Imagine if you will, a young man standing on this street – Ticonderoga Drive, in Southaven, just outside of Memphis, in the USA, on a sweltering deep south summer’s day in 1993.
He’s trying to sell books – homework manuals, to be precise, door to door.
He carefully chooses a house. He knocks on the door – and takes a couple of steps back, pretending to wave at someone down the street.
The door opens, and the young man begins his sales patter – his approach, in the lingo.
It’s lunchtime on a Saturday, and he’s invited inside to demonstrate the school books to the whole family (and probably, to explain what a 20 year old Limey is doing going door to door on the Tennessee/Mississippi border during the summer vacation)
The pitch goes well, and towards the end, with a smile, the young man asks “would you like to pay with cash or a card” and with a practised flourish, pulls from his bag …
A knucklebuster. A zip zap machine
You might have guessed that the young man is me, and this all came flooding back while I was musing recently on the the key characteristics of a terminal.
Certainly, with this zipzap I could just as easily have handwritten a credit card slip – but it wouldn’t have had the same impact. User experience is _so_ important in payments.
But terminals are under attack from all sides and that’s got me thinking about what a payment terminal is for.
It’s clearly about the user experience – and security theatre. A reassuring presence that means the consumer can have confidence that they know what to do, how it works, and what to expect.
It certainly used to be all about comms – getting messages from the seller/merchant/acceptor back to the acquiring host
And of course, terminals and cards are filled with sophisticated security technology. Cryptographic keys. Anti-tamper switches. Clever things which make the chips go FWOOF and black smoke come out if naughty people try to mess about with the equipment.

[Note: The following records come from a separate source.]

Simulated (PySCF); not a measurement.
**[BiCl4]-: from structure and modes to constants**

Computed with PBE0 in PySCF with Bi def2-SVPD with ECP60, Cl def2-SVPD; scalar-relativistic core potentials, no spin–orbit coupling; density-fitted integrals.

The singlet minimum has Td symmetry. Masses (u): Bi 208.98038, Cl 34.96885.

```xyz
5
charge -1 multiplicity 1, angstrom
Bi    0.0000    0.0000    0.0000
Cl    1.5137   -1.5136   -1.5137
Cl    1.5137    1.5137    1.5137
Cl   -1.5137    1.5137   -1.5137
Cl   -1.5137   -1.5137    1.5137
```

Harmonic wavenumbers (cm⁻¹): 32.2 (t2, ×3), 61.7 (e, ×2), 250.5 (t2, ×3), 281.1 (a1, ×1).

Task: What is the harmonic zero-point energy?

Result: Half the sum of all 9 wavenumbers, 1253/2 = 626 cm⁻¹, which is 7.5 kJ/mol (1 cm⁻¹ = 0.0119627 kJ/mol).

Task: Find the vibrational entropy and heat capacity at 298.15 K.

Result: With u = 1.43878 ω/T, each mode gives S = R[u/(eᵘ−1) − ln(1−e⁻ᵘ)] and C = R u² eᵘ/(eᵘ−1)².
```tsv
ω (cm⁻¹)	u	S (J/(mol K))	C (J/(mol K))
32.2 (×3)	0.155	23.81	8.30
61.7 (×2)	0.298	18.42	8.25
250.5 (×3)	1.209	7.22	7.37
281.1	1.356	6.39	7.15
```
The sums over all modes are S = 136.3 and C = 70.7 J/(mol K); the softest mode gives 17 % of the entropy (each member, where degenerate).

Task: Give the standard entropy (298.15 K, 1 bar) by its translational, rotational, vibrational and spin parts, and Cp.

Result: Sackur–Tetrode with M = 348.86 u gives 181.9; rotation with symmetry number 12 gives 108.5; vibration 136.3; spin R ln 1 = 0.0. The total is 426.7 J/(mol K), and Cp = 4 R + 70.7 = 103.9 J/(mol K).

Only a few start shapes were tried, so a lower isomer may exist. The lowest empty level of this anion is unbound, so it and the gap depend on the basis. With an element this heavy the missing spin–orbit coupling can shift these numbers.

So for me, these are the three key characteristics.
But how do they stack up today?
Well let’s start with comms. Getting electronic messages out of the shop and back to the host used to be very hard. We had special modems and ISDN lines. We had offline PIN and floor limits and all manner of protocols concerning what to do if the communications broke down
But today, secure electronic comms are near ubiquitous. And terminals almost always have to be online. Floor limits have broadly gone away, and PIN verification is increasingly forced online (whether this is a good thing is more arguable – the robustness of offline cards has intrinsic value). Comms is a solved problem
So let’s look at the user experience. Terminals should mean an easy, reliable, comfortable, and completely familiar experience. But increasingly, we challenge cardholders to pay in a variety of ways.
Imagine someone tapping in on the London Underground with their debit card. But there’s no terminal here. And no contactless logo (on the gate).
(I am hoping that this is a test card – I took this from TFL’s site). But could it be that one of cards greatest success stories is loosening the grip of terminals on the physical card payments world by breaking the link between card and terminal?
The thing is, terminals keep changing shape. One recent model has the tap point above the screen – another to the side. The user experience is variable from shop to shop and country to country.
And that’s before we get started on new paradigms like QR – where the terminal might be presenting the QR, but might not (it could be the consumer device, or a piece of paper blu-tacked to the wall).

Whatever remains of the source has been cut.